Blockchain’s promises

Blockchain theory appeared in the early 1990’s and in 2008, amid a global financial crisis, a decentralized version was implemented with Bitcoin. At that time confidence in banks and currencies was at an all time low.

The goal of Bitcoin is to secure a financial transaction between 2 parties without the need of a bank. To do this it was necessary to set up a ledger listing the history of all transactions.

This sequence of information constitutes the blockchain, all the transactions of the ledger being chained or linked in a continuous series one after the other. The success of Bitcoin has expanded into other sectors ever since.
The goal is to share information amongst users, whether a client or professional, on the multiple steps in the life of a gem. This shared information is stored on several servers at once, which insures data accuracy and allows to prevent their corruption. As a result, the data should be more secure and traceable.
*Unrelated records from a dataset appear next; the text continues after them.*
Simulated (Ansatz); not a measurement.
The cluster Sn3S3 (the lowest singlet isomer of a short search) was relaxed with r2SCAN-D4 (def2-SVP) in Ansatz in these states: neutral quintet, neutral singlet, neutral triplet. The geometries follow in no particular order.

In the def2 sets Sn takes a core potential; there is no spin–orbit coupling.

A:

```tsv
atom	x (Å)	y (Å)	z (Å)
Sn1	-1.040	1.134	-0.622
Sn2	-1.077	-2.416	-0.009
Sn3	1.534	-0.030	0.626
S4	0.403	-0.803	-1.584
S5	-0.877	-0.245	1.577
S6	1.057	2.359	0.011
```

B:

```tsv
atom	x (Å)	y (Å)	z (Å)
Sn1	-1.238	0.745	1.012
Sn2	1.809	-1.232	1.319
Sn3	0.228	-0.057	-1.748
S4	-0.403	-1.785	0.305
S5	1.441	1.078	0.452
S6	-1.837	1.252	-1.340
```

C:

This ledger guarantees traceability and contributes to the integrity of the information amongst the various intermediaries. Each and every contributing party must enter the data in a trustworthy manner, starting at the mine through each intermediary until it reaches the final consumer.

This entire set of data makes up the history of the stone and is available on demand by the customer.

This innovation answers the need for transparency. The success of blockchain will depend on how large a number of parties are involved.

De Beers is working to apply this technology to help identifying the stones by ownership, contracts and financial history. It will then be possible to follow the stone from extraction to polishing.

Gübelin, the Swiss laboratory, has partnered with Everledger, a startup specialized in blockchain for luxury goods, and launched project « Provenance Proof Blockchain ».
Intended for professionals, its goal is to construct a digital history of each stone. Entering each set of data is a collaborative effort for the benefit of everyone and can be applied to all gems both rough and polished. The startup acts as a centralizing hub where all information related to identification is gathered and stored. Information can include certificates and quality reports, 3D scans, nano-particle technology, tomography etc.

Gübelin aims to develop innovative technologies for the jewelry industry including the Emerald Paternity Test and Blockchain. As Gubelin Director Mr. Nyfeler, explained, these new approaches can help track a gemstone’s information such as geographic origin, past sales, and certificate history.

Blockchain is an answer to the growing consumer demand for transparency. This initiative could prove to be a great advance for the jewelry industry. However, data quality and trustworthiness depends on the parties that input them. Piat House is keeping a close eye on these new technologies as they continue to develop.